- Big role for online education in raising GER to 50%: NAAC chairman
Big role for online education in raising GER to 50%: NAAC chairman
NEW DELHI: On July 29, the Union Cabinet cleared the draft National Education Policy that has been in the works for five years.
Proposed in it are sweeping changes for the higher education sector, including a proposal to double the gross enrollment ratio, which typically rises at a glacial pace each year, to 50% by 2035. It prescribes other, sweeping and costly reforms as well, including the establishment of multidisciplinary universities and abolishing the system of affiliation for colleges.
Virander Singh Chauhan, executive chairman of the National Assessment and Accreditation Council (NAAC), who has played key role in reviewing and drafting of the NEP spoke to Careers360 about the possibilities and challenges of implementing the reforms envisioned in the NEP 2020.
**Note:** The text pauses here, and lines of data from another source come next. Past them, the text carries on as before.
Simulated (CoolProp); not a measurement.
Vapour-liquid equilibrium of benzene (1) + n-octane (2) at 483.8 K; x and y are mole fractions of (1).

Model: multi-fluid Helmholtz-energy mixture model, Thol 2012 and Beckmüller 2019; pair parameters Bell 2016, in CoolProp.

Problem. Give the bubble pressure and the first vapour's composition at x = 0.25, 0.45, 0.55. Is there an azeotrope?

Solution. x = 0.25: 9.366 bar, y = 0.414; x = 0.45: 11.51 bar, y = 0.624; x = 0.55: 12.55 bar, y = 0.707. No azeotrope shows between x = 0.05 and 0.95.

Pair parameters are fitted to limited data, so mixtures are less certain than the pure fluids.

Q. The NEP talks of doubling the GER in 10 years where we struggle to increase it by more than one percentage point in a year. What will be the strategy, private or online education?
A. It cannot happen overnight. We have around 3.6 crore children in the higher education system and we aim to increase it to 7 crore. It will be done through a multi-pronged approach, in which digital or online education will play an important role, new universities will also be opened up and details will be worked out soon. Digital technology will play an important role, like the government recently allowed top 100 universities to start online programmes, so it will play an important role but quality aspect will also have to be while allowing online degree.
Q.The restructuring of higher education will require a huge amount of funding, how will that be done?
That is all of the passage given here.